I'm trying to run mainSift.cpp
from CudaSift on a Nvidia Tesla M2090. First of all, as explained in this question, I had to change from sm_35
to sm_20
the CMakeLists.txt
.
Unfortunatley now this error is returned:
checkMsg() CUDA error: LaplaceMulti() execution failed
in file </ghome/rzhengac/Downloads/CudaSift/cudaSiftH.cu>, line 318 : unknown error.
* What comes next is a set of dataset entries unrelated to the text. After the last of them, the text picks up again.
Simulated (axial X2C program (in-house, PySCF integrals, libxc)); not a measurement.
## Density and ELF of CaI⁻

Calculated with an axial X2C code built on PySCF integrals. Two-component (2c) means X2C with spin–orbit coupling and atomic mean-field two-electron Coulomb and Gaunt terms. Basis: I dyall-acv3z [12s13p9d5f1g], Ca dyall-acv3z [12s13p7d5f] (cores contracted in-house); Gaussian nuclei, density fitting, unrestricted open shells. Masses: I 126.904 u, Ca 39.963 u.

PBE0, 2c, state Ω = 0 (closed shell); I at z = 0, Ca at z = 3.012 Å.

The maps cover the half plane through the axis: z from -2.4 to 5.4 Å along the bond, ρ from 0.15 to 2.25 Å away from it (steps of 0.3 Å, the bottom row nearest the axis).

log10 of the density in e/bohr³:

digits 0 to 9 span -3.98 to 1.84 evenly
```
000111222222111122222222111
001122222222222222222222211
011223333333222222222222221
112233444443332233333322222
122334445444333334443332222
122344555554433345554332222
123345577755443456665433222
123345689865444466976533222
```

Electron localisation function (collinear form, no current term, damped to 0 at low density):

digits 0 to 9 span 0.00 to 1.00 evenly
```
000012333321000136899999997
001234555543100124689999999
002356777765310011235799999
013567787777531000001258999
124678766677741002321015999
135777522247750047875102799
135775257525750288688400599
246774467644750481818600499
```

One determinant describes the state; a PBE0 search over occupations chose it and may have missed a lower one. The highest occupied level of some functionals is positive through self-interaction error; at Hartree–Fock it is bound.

And this is the LaplaceMulti
code:
double LaplaceMulti(cudaTextureObject_t texObj, CudaImage *results, float baseBlur, float diffScale, float initBlur)
{
float kernel[12*16];
float scale = baseBlur;
for (int i=0;i<NUM_SCALES+3;i++) {
float kernelSum = 0.0f;
float var = scale*scale - initBlur*initBlur;
for (int j=-LAPLACE_R;j<=LAPLACE_R;j++) {
kernel[16*i+j+LAPLACE_R] = (float)expf(-(double)j*j/2.0/var);
kernelSum += kernel[16*i+j+LAPLACE_R];
}
for (int j=-LAPLACE_R;j<=LAPLACE_R;j++)
kernel[16*i+j+LAPLACE_R] /= kernelSum;
scale *= diffScale;
}
safeCall(cudaMemcpyToSymbol(d_Kernel2, kernel, 12*16*sizeof(float)));
int width = results[0].width;
int pitch = results[0].pitch;
int height = results[0].height;
dim3 blocks(iDivUp(width+2*LAPLACE_R, LAPLACE_W), height);
dim3 threads(LAPLACE_W+2*LAPLACE_R, LAPLACE_S);
LaplaceMulti<<<blocks, threads>>>(texObj, results[0].d_data, width, pitch, height);
checkMsg("LaplaceMulti() execution failed\n");
return 0.0;
}
I've read already this question that seems somewhat similar, but I don't understand what the solution means or how to use it for my problem.
Why does the error occur?
The error occurs because you are running code which has features which are not supported on your GPU (texture objects). I am a little surprised that the compiler doesn't generate an error during compilation, but that is another question.
There is no solution except to use supported hardware, or to rewrite the code.
[This answer assembled from comments and added as a community wiki entry to get this answer off the unanswered list for the CUDA tag]